Friday, July 21, 2023
What explains Ron DeSantis’s woeful run for president? - The Spectator World
What explains Ron DeSantis’s woeful run for president? - The Spectator World
Todd Pierce writes:
I read the Spector for the sole purpose to stay informed of what the “Right” has in store for me to make my life, and my loved one’s, and the rest of the world’s, miserable with their constant push for war. Especially when some candiates, like the New Right’s, occasionaly conceal that as the equivalent of “secret writing,” in their designed to deceive campaign rhetoric (oh no, they would never do that, you tell me, but see the “Six-Party Theory” of the Grand Poobah of Right-wing campaigns, Arthur Finklestein, and how he helped the biggest military spender in our history perhaps, Donald Trump, get elected as the “Peace Candidate” for fringe Republicans, while delivering the military goods for “Traditional Republicans).
So I won’t deny that this news fills me with glee, without any “regret tone,” when the Spectator was so enthusiastic for “DeSanctimonious” earlier. Though hating to admit I agree with Trump on anything (and don’t give me that **** about him being a “Right-wing Peacenik,” which he wasn’t, and isn’t. And any “plan" he has to end the US war against Russia in Ukraine can be counted on to include upfront “Fire and Fury” nuclear threats against Russia, in the finest "Traditional Conservative” Republican tradition, à la Goldwater, Nixon, and Eisenhower, down to the present day; so throughout my entire life.
https://www.politico.com/story/2019/03/16/eisenhower-defends-use-of-nuclear-weapons-march-16-1955-1224003
He (Eisenhower) responded: “I wouldn’t comment in the sense that I would pretend to foresee the conditions of any particular conflict in which you might engage; but we have been, as you know, active in producing various types of weapons that feature nuclear fission ever since World War II.

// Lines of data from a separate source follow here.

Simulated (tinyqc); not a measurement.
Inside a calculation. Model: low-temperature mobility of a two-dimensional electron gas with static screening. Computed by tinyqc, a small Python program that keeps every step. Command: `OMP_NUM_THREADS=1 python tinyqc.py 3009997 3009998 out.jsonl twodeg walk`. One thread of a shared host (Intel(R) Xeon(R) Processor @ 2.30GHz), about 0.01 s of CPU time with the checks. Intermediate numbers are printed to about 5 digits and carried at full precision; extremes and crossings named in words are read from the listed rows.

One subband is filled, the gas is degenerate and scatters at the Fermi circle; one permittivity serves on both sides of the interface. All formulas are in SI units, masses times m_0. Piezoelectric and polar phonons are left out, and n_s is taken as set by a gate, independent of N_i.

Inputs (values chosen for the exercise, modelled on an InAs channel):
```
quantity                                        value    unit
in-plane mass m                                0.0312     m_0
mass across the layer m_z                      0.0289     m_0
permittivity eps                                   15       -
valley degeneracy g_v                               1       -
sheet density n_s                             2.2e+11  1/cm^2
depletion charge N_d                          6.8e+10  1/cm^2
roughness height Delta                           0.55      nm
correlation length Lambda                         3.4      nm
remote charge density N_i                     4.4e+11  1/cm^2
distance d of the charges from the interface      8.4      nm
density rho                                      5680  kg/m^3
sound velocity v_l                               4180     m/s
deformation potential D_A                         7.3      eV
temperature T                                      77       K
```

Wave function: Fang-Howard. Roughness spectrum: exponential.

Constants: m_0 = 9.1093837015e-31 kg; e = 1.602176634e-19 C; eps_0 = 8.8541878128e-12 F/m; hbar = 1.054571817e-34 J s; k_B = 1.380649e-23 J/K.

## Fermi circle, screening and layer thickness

“Now, in any combat where these things can be used on strictly military targets and for strictly military purposes, I see no reason why they shouldn’t be used just exactly as you would use a bullet or anything else.
And see the attached article: "This article examines the question of how serious President Eisenhower was in contemplating the use of nuclear weapons on the Korean peninsula and Chinese mainland. To do this, it surveys Eisenhower’s thinking and policies about the issue from 1953 to 1968 in regard to maintaining the security of South Korea. In contrast to many in the literature who argue that Eisenhower would have been very reluctant to authorize their use or who downplay the significance of his many statements about the use of nuclear weapons, it maintains that the president was much more willing to use nuclear compellent force than many have supposed.”
https://www.nytimes.com/1984/06/08/world/us-papers-tell-of-53-policy-to-use-a-bomb-in-korea.html
"Documents released today give details on a decision by President Dwight D. Eisenhower's Administration in 1953 to use atomic bombs in North Korea and Communist China, if necessary, to end the Korean War."
https://mronline.org/2021/05/31/eisenhower-rejected-military-chiefs-demand-for-nuclear-war-on-china-classified-account-of-58-taiwan-strait-crisis-reveals/
Though to Eisenhower’s credit, he wasn’t as bad as his military advisors and the “Traditional Conservatives” of National Review magazine, who always demanded deference to the most hardline militarists in the military were: "Navy brass in the Pacific had urged unconditional support for Chiang’s regime during the civil war with the Communists and derided as “pinkies” those State Department officials–beginning with Secretary George C. Marshall–who entertained any doubts about the Kuomintang leader.
"By 1958, the Air Force was so strongly committed to its role as an exclusively nuclear-weapons delivery organization that it insisted on being able to able to using nuclear weapons in any war it fought in the Pacific region.
"The account of the crisis reveals that, when the Air Force Commander in the Pacific, Gen. Lawrence S. Kuter, learned of Eisenhower’s decision to defend the offshore islands with conventional weapons, he relayed the message to Gen. John Gerhart, the Air Force Deputy Chief of Staff. Shockingly, Gerhart responded that the Air Force “could not agree in principle” to the use of SAC forces for such non-nuclear operations."
There you have it, precedent for Trump’s "Fire and Fury nuclear coercion threats!"
> Trump is relishing his adversary’s slide, naturally. “DeSanctimonious is a terrible candidate,” he declared last weekend, in that glee-dressed-as-regret tone he so often deploys when discussing his failing rivals. “I think he’s out.”
…….
> “His campaign is run by dorks for dorks,” says the Trump insider, and it’s easy to see his point. Murdoch, for one, has reportedly gone off him. According to reports, he “has privately winced” at DeSantis’s “anti-woke” messaging. Fox News has duly started making more critical noises about DeSantis. "The editorial board of Murdoch’s Wall Street Journal has not rushed to his defense.”